For the past few months, there has been a debate about whether the tech bubble is about to burst. There are two men that are making strong claims on each side, but we are going to take a deeper look into the situation ourselves as well.
Mark Cuban, the “Shark” investor on the show Shark Tank and owner of the Dallas Mavericks earned his money during the 2000 tech bubble. His prescience identified the bubble and he sold his company, Broadcast.com for $6 billion to Yahoo. Now, Cuban is claiming it is happening again.
“So why is this bubble far worse than the tech bubble of 2000? Because the only thing worse than a market with collapsing valuations is a market with no valuations and no liquidity. If stock in a company is worth what somebody will pay for it, what is the stock of a company worth when there is no place to sell it?”
However, Mark Andreessen, co-founder of Netscape, which sold to AOL for more than $4 billion before the tech bubble popped, disagrees. Andreesen even has a 53-page PowerPoint presentation to tell you why the current situation is very different. So whom should we believe? Lets take a look at what is actually happening in Silicon Valley and what the data shows.

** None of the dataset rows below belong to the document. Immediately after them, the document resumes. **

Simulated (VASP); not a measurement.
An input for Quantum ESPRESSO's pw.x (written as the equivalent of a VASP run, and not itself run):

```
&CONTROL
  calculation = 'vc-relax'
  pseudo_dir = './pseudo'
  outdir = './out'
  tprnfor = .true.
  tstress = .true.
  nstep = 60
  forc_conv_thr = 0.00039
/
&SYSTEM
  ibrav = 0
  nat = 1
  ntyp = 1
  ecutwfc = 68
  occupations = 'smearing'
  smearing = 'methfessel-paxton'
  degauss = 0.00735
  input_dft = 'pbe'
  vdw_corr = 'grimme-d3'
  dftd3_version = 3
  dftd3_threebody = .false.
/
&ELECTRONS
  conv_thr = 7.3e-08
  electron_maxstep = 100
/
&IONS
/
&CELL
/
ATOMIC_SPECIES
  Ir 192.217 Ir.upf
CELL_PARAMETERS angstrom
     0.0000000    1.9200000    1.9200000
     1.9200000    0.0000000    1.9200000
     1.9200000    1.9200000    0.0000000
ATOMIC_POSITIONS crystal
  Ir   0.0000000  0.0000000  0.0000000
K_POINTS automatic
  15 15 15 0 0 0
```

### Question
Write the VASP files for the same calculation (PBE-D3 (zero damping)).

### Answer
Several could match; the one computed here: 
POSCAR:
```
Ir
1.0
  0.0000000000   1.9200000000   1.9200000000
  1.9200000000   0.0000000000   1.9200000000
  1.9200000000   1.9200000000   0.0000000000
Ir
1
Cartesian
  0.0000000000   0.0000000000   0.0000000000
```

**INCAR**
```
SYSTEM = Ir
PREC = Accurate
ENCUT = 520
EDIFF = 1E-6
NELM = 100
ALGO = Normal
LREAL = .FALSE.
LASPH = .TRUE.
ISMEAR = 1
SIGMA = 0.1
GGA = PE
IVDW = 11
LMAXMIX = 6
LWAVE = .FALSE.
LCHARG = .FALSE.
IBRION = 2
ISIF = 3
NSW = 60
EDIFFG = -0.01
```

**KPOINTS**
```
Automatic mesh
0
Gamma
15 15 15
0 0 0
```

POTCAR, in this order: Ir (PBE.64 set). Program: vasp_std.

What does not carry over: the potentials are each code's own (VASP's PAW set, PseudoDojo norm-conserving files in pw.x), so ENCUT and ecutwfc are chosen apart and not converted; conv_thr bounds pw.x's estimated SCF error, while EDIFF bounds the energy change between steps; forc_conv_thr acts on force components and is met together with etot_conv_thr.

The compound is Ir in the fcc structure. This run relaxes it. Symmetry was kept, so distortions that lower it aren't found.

Well, venture capitalists are pouring money into “top performing” startups like Uber (received $8.2 billion) and Snapchat (received $1.2 billion). Over the past year, total capital investments are up by 38%, but the total number of deals is down by 40% – interesting. It looks like venture capitalists are having their cake and eating it too. These venture capitalists are investing say, $100 million in a later stage startup that is valued at $1 billion and receive protections. So, unless the valuation of the company decreases by 80% or more, then they will still get their money back. They can most likely walk away with at least their original investment, but reap huge rewards before that happens.
This data would make it seem like venture capitalists believe that the tech bubble is stretched thin. Fear is starting to take over instead of greed. As we reflect back on our first investment lesson of, “Buy low, sell high” we need to apply it to the current situation and it seems that right now, it is hard to buy low – that is what is important.